Casey Bednarski hit 40-of-50 field goal attempts at Minnesota State-Mankato, including a 63-yarder. He played two seasons at the College of DuPage in Glen Ellyn. Bednarski was one of eight place-kickers who participated in the Bears' rookie mini-camp Friday-Sunday at Halas Hall. | Minnesota State-Mankato photo

After three days of rookie minicamp practices at Halas Hall, the elephant is still in the room.

Bears coach Matt Nagy deserves credit for his open embrace of the search for a kicker after the Cody Parkey failure. It’s an unorthodox, unwieldy, awkward process that has been called a carnival and a circus. But Nagy’s transparency at least made the first stage of that process bearable if not entertaining. Just think about what a disaster it would have been under John Fox.

Be that as it may, the rookie minicamp kicking derby over the weekend underscored the difficulty of the task more than it identified an ultimate winner. Casey Bednarski, a tryout kicker from Minnesota State-Mankato via the College of DuPage, unofficially was the weekend kicking derby “winner” after hitting from 32, 43 and 48 yards in a field goal kick-off against Redford Jones in front of teammates at the end of practice Sunday.
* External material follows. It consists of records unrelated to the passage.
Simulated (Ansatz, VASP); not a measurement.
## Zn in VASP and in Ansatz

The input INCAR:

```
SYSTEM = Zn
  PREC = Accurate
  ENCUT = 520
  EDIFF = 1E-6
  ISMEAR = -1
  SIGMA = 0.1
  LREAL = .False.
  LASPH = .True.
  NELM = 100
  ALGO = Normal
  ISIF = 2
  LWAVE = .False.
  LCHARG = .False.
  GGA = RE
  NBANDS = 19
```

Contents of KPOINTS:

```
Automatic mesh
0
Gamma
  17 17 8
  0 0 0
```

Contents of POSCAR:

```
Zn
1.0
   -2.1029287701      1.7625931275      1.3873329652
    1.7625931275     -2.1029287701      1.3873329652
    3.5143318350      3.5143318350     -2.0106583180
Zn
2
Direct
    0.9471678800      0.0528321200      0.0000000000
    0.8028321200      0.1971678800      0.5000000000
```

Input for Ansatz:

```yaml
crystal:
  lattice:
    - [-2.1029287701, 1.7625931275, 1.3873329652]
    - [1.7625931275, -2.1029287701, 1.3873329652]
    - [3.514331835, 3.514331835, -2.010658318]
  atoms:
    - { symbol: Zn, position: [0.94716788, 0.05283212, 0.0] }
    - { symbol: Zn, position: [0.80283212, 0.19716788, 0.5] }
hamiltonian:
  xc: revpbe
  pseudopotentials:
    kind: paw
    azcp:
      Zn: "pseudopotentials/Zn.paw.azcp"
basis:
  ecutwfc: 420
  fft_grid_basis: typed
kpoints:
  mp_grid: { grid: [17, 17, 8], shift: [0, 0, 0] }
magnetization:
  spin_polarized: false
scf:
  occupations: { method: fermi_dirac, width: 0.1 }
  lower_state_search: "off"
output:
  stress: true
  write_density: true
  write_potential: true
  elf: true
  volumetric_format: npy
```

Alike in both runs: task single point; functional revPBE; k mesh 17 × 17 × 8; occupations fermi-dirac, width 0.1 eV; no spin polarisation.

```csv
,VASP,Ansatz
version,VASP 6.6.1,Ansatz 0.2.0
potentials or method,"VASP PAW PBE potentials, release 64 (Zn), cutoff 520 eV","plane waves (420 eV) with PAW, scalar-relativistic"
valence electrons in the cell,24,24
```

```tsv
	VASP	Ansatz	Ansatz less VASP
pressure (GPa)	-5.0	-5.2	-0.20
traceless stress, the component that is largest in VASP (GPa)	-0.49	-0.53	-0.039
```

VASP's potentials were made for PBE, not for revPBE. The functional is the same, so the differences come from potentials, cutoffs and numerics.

And it wasn’t enough to earn Bednarski a contract with the Bears, who did not sign any of the four tryout kickers following rookie minicamp. Jones, who hit from 32 and 43, but was wide left from 48, was cut, along with John Baron — leaving Elliott Fry and Chris Blewitt as the only two kickers on the roster.

That’s an indicator of just how muddled this competition was. Fry, Blewitt and Spencer Evans arguably were right with Bednarski in production. But nobody took such a big step forward to be considered the front-runner — or even look like a better option than Matt Bryant or the best veteran kickers likely available prior to the start of the season.

On the contrary, at this point it remains to be seen if the Bears’ kicker against the Packers in Week 1 is even on the roster.

“A great question,” Nagy said. “I feel strongly that it will happen, but I don’t know. There’s so many things that can go on between now and the start of the season that I wish I could tell you I knew this was going to happen. But I really, honestly don’t have an answer for you on that.”

It only gets tougher from here as the Bears have to whittle the competition for OTAs — May 21-23, May 29-31 and June 4-7 — before the veteran minicamp June 11-13. How many kickers will participate in OTAs? Even that was a tough question Sunday. “Anywhere from two to three maybe — four, who knows?” Nagy said. “It depends on what we see, what we decide on. But if it’s four, then it’s going to be close — we have to juggle how we want to work that with reps.”

Nagy appears comfortable having a rookie kicker on a team expected to make the playoffs. That could be a quandary in itself. Last year the Vikings dumped rookie kicker Daniel Carlson — a fifth-round draft pick — after two games in favor of veteran Dan Bailey because they were in win-now mode. Carlson resurfaced with the Raiders and made 16-of-17 field goals, including 3-of-3 from 50-plus yards.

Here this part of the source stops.